Today we would take a look at the EUR/USD currency pair. As of last week the pair continues steadily growing.
Not much has changed for the European single currency since our last analysis. Fundamental reports, while not altogether awful, remain off-target for the most part and inflation continues to be low. The European Central Bank recently unveiled a new stimulus plan which is naturally contributing to a further weakness in the euro. Nevertheless, in the absence of political shocks and a hope for a smoother-than-expected Brexit, right now there are no shock factors in the EU, so the price is holding steady.

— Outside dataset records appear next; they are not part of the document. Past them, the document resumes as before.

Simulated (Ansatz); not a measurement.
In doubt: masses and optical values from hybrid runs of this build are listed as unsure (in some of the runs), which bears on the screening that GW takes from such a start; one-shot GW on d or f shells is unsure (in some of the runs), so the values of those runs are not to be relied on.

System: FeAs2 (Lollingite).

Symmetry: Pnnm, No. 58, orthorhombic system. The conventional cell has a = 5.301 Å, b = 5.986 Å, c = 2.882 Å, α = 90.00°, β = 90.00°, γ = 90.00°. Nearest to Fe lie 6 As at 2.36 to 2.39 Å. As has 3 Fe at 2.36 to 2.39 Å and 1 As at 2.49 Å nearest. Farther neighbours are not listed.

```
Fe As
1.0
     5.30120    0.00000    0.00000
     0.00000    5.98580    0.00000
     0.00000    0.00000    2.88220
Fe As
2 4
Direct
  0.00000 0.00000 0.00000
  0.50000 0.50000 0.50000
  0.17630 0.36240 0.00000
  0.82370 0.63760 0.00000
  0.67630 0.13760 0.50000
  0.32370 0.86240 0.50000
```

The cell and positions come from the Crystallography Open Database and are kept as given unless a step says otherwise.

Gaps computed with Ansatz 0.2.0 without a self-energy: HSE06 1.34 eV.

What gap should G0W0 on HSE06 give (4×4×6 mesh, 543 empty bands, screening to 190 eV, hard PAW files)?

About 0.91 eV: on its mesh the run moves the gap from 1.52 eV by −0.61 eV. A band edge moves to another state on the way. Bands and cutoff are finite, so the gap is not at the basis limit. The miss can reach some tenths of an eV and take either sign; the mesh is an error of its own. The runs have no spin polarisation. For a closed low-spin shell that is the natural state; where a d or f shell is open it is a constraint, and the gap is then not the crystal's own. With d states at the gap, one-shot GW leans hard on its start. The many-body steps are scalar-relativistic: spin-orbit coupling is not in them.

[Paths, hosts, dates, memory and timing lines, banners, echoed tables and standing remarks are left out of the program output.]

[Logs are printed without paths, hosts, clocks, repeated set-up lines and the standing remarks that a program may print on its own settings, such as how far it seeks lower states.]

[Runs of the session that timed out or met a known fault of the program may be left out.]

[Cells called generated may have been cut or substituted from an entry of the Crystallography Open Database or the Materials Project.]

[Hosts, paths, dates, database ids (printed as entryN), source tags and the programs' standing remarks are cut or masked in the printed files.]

Meanwhile, the tables have turned for the American dollar. Recent fundamentals showed that the economy of the United States is worsening. Unemployment is rising and the economic activity is not as strong as it was last year. This is very likely the consequence of Donald Trump’s prolonged trade conflicts with other countries (not only China), as well as his protectionist policies which are harming industrial activities. This week there will be a Federal Reserve policy meeting, where it is expected that interest rates will not be hiked due to the poor economic climate at present. Overall this situation has weakened the USD and we see a pronounced bearishness in it for the first time in a long while.
In terms of the daily chart, today we have a pivot point for the pair located at 1.1324, with the price currently trading above it. The daily support levels lie at 1.1313 and 1.1307. The daily resistances are located at 1.1341 and 1.1348, and are currently both overcome. The indicators of technical analysis and the moving averages agree on a strong buy recommendation.